The book under review deals with the interplay between two subjects of applied mathematics, namely, nonlinear internal waves theory and the Lie group analysis of differential equations.

Internal gravity waves are the oscillations that occur in any fluid stably stratified with density, and belong to important objects of study in geophysical fluid dynamics (GFD). One general approach that is applicable to such nonlinear problems is the classical symmetries method originally proposed by Sophus Lie in 1881. From that time on, many excellent books have been dedicated to this subject and its generalizations. Given the authors' reputations, it is not unexpected that this book is also of high quality.

The book is divided into three parts, encompassing 10 chapters.

Part I, Internal Waves in Stratified Fluid, three chapters in total, starts with a very brief, qualitative introduction to the internal waves phenomenon. Chapter 2 contains basic notions and tools that enable the study of internal waves. Included are: basic GFD equations (without viscosity and diffusion), stratification, the linearization procedure and the equations of motion within the Boussinesq approximation. This chapter concludes with a detailed discussion of dispersion relation and the anisotropic nature of internal waves. The generation process of radiative internal waves by an oscillatory flow over a corrugated slope is discussed in chapter 3. Also, on the basis of the resonant triad model (RTM) developed by one of authors and explained in an appendix, Thorpe’s problem is studied and analysed. (Thorpe’s problem deals with the interaction of internal waves reflecting from slopes).

Part II, Introduction to Lie Group Analysis, comprises four chapters. Chapter 4 presents some elements of differential algebra (notations, definitions, differential functions, exact equations, etc.). These concepts are introduced in such a way that they are accessible to physicists.

The next chapter deals with transformation groups and some of their properties. Three illustrative examples of the method from elementary mathematics, classical mechanics and fluid mechanics are described, and the simplest transformations are explained (translations, isometry, dilatations, etc.). Subsequently, the classical one-parameter group theory is developed and culminated in Lie theorem, definitions of invariants and invariant equations, as well as in construction of groups in terms of canonical variables.

Chapter 6 concerns the symmetry analysis of differential equations. The basic idea of Lie’s theory of symmetry (or admitted) group for differential equations concentrates on the invariance of the latter under a suitable transformation of independent and dependent variables. This mapping creates a local group of point transformations, establishing a diffeomorphism on the space of independent and dependent variables, transforming solutions of the equations to other solutions.

First, some useful notions and definitions are introduced. These include the generators of symmetry groups, the prolongation of group generators, and determining equations. Next, Lie symmetries of first- and second-order ordinary differential equations are discussed and calculated. The formal definition of Lie algebra with two examples is also presented. At the end of this chapter, the invariants of two-dimensional Lie algebra relating to the Euler equations in gas dynamics are calculated, together with the computation of the invariants of systems of first-order differential equations using canonical variables in low-dimensional Lie algebra.

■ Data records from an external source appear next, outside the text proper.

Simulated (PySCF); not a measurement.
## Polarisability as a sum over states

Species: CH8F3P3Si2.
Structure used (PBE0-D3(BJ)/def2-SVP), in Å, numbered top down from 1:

In chapter 7, symmetry techniques applied to selected nonlinear differential equations are presented. The chapter begins with a discussion of the integration of two first-order differential equations using the canonical variables. Continuing on the same theme, the particular exact solutions of second-order ordinary differential equation are constructed. The next section is concerned with point symmetries of the Burgers equation and the system of shallow water equations, together with the methods for obtaining exact solutions of these equations. Finally, an excursion through the notion of conservation laws is performed. Classical Noether’s theorem and new nonlocal conservation laws are discussed. This concept is a relatively recent and needs a further investigations.

Part III, about Group Analysis of Internal Waves, contains three chapters. It is concerned with the group analysis of nonlinear partial differential equations describing the motion of two-dimensional uniformly stratified rotating fluids. Such equations are used for investigating internal waves in uniformly stratified incompressible media.

Chapter 8 provides the mathematical background needed for the analysis of internal waves equations. Self-adjointness of basic equations is proved and used to find the conservation laws associated with symmetry of the system. The admitted Lie algebra for system, with and without rotation is also obtained. Chapter 9 continues this theoretical study and presents a concise discussion of conservation laws, both in the integral and differential forms. Some of the conservation laws related to symmetries of internal waves equations are trivial, but five conservation laws are significant.

The last chapter deals with the construction of the group invariant solutions to differential equations in question. These include exact solutions corresponding to the translation and dilatation groups of transformation, as well as the rotationally invariant solutions (for non-zero rotation of the Earth). The physical significance of these solutions remains open and needs an additional analysis.

An appendix, devoted to RTM in the theory of oceanic internal waves, provides a good supplement to the text. The set of coupled amplitude differential equations that governs the evolution of resonant triads on the slow interaction time scale is derived, and the numerical algorithm for the solution to these equations is described. Two model examples for resonant triad interactions are presented and discussed.

The book is rather well written and should be interesting to a broad spectrum of researchers, teachers and students: ocean physicists, atmosphere physicists and applied mathematicians. It presents some topics at a quite introductory level and treats other issues from an advanced point of view, so the basic courses in calculus and higher algebra, as well as in fluid mechanics, should provide an adequate prerequisite for the text. However, the reader should read this book with care, since there are several typographical errors and, linguistic misprints, especially in Part II. I am deeply convinced that the book will inspire some ambitious explorers to new ideas in geophysical fluid dynamics.